Two Relationships Between the Same Tables

Let’s consider how we might introduce the idea of teams into the golf club database. We can start off by thinking about what basic information we need to keep about a team. Figure 6-1 shows a class representing a simple team along with some rows in a table that represents the class.

Figure 6-1. The Team class and some rows in a Team table

Now we need to think about relationships between the new Team class and our other classes. The most obvious relationship is that members will play for teams. Figure 6-2 shows a possible class diagram representing this situation.

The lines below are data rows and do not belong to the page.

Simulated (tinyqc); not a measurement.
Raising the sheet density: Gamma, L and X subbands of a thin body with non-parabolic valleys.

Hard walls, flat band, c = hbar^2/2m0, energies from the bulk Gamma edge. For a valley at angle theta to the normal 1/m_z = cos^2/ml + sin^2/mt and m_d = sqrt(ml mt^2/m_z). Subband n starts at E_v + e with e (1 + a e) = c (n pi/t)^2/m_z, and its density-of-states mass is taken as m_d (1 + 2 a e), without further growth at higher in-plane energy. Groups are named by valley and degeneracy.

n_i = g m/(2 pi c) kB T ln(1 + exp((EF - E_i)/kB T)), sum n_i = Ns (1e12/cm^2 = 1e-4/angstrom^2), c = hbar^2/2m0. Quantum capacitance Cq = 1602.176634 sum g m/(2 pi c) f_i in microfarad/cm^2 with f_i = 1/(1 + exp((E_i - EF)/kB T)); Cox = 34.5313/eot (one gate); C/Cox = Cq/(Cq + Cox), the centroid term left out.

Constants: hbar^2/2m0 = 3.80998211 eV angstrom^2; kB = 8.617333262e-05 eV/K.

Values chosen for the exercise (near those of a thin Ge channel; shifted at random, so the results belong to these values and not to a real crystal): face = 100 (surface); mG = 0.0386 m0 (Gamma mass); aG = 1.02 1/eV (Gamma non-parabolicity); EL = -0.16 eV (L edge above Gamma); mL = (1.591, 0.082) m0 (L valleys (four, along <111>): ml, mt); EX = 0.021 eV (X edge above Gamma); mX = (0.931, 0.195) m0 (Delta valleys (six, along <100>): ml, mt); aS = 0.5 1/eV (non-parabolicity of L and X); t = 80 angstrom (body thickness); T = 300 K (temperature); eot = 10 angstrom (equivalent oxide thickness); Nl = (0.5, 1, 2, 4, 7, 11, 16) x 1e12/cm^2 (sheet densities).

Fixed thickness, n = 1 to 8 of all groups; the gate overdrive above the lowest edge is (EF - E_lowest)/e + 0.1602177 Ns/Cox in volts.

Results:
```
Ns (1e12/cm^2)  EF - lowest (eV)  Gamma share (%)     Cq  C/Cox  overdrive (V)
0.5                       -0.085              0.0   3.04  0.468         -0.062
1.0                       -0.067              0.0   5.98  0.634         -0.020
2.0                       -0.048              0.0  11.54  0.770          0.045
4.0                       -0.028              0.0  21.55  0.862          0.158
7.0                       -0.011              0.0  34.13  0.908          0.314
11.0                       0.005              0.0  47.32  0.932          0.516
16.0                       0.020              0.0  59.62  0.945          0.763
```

Figure 6-2. A member can belong to one team

Interpreting the class diagram in Figure 6-2 from left to right, we have that a particular member might play on one team (the 1 nearest the Team class), but a member does not need to play for any teams at all (the 0 nearest the Team class). Reading from right to left, we have that a team could have many members playing for it (the n nearest the Member class) but might not have any (the 0 nearest the Member class). That last statement might seem a bit odd, but when we add new teams, or want to start afresh in a new season, a team might not have any members straight away.

To represent a 1–Many relationship, recall from Chapter 1 that we take the primary key from the table at the 1 end of the relationship and add it as a foreign key to the table at the Many end. Figure 6-3 shows a new foreign key field, Team, which refers to the Team table.

Figure 6-3. Foreign key field Team in the Membertable

Another relationship that is likely to occur between Member and Team is that a member might manage a team. Figure 6-4 shows this additional relationship in the class diagram.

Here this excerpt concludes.